Calculating with averages, point estimates and expected values runs afoul of the Flaw of Averages. The answers we get aren’t just wrong; in the case of project estimates, they’re hopelessly optimistic. This bears getting hammered on. The math, the formulas, the computation is fundamentally, intrinsically, wrong, on several fronts.
And the errors are one-sided; they underestimate cost and time.
There’s a long dog-eared list of things that contribute to project failure. Most of them have to do with human factors or natural disasters like hundred-year storms – hard problems to deal with. Here, on the other hand, is an easy problem to deal with – just fix the math.
Errors Don’t Average Out
One problem is the myth that errors in project estimates “average out.” They don’t.
At the highest level, being early on one project and late on another doesn’t balance the books. There’s rarely more than a minor benefit to being early – not enough to balance the cost of being late. Also, the range of outcomes is between a little early and a lot late.
Within a project, one factor that stands out is that there’s a lower limit to a task’s duration, but no upper limit. This is an unavoidable bias.
There’s another bias related to Parkinson’s Law. If the estimated task duration is over-estimated, the developers will cruise to an easy on-time finish; if it’s under-estimated, they’ll be late. On average, they’ll be late.
The Expected Finish Isn’t Expected
Then there’s the use of expected values for estimating.
The probability of finishing on or before the expected finish for a task is close to 50:50 – a coin flip. That’s what “expected” means: the weighted average of all the values the variable can take on, usually close to the median. If the expected durations were carefully estimated and they’re reasonably reliable, half the activities will finish later than expected. A bit of irony there.

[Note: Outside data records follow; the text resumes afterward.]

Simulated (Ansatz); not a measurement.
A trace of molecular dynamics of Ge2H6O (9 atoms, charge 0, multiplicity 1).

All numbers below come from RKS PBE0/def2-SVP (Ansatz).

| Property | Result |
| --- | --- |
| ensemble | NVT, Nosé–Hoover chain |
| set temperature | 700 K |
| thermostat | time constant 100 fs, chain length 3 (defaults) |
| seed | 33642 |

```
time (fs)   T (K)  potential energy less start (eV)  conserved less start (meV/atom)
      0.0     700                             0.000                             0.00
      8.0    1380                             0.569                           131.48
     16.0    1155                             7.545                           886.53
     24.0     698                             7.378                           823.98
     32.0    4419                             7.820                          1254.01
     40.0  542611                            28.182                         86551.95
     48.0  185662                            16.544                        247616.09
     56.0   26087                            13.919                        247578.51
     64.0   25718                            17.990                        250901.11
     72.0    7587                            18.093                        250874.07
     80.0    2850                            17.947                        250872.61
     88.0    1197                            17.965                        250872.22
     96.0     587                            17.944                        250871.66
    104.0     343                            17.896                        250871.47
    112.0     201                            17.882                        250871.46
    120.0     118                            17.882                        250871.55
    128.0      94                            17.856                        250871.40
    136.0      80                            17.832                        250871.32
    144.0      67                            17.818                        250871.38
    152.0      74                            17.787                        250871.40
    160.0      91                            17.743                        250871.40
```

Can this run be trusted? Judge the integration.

If, as predicted, half the activities are later than expected, the project will be later than expected unless it’s restructured – usually blowing the budget or sacrificing quality.
I’m used to getting some push-back here. My response is that, if you wield such magic that all or the majority of your activities complete on or before their expected finish, or that's what you plan on, you’re sandbagging the meaning of ‘expected’ and pushing it up into the high percentiles.
This is easier to do right, as a transparent, informed and auditable decision, with Probability Management. To avoid confusion we should stick with the standard definition of ‘expected’.
The Concurrency Tax
The error that’s most relevant to projects is what happens when a set of work flows converge on a milestone. The CPM expected milestone date is the latest of the expected finish dates.
On the other hand, the probability that all the work flows will finish before a particular date shrinks exponentially with the number of concurrent work flows. It’s the product of the individual probabilities. To compensate for the reduced probability, to bring the probability back up to what we mean by ‘expected’, the expected milestone date must be later than the latest expected finish. This is true whether by 'expected' you mean 50% or 95%.
Twisting the knife, there’s no valid way to calculate the milestone date given only the expected finishes.
Models with Probability Management
Probability Management is a set of tools and techniques for avoiding the Flaw of Averages and all these problems.
Although it can have a big impact on the quality of the plan and the success of the project, Probability Management has a very narrow role in the plan’s development.
All we’re doing is calculating with distributions instead of the single numbers we would otherwise use. We’re fixing the bad math that plagues conventional estimates.
All of the factors analysis and negotiating that would normally go into producing an expected time or cost for a particular activity still needs to be done. The reliability of a subcontractor, developer productivity, hostile inspectors, scope creep, and everything else that can affect time and cost still need to be factored into the estimate. But, instead of fixating on a single number or three-point spread, we compose a sample distribution that quantifies the uncertainty in the value we’re estimating.
And we use these distributions for calculation and rolling up time and cost. The arithmetic is the same as that we would use in the conventional model, but repeated for hundreds or thousands of different input combinations. That’s the part that cures the Flaw of Averages.
In other words, we’re not changing the way we plan, just the way we compute, and the way we interpret the results.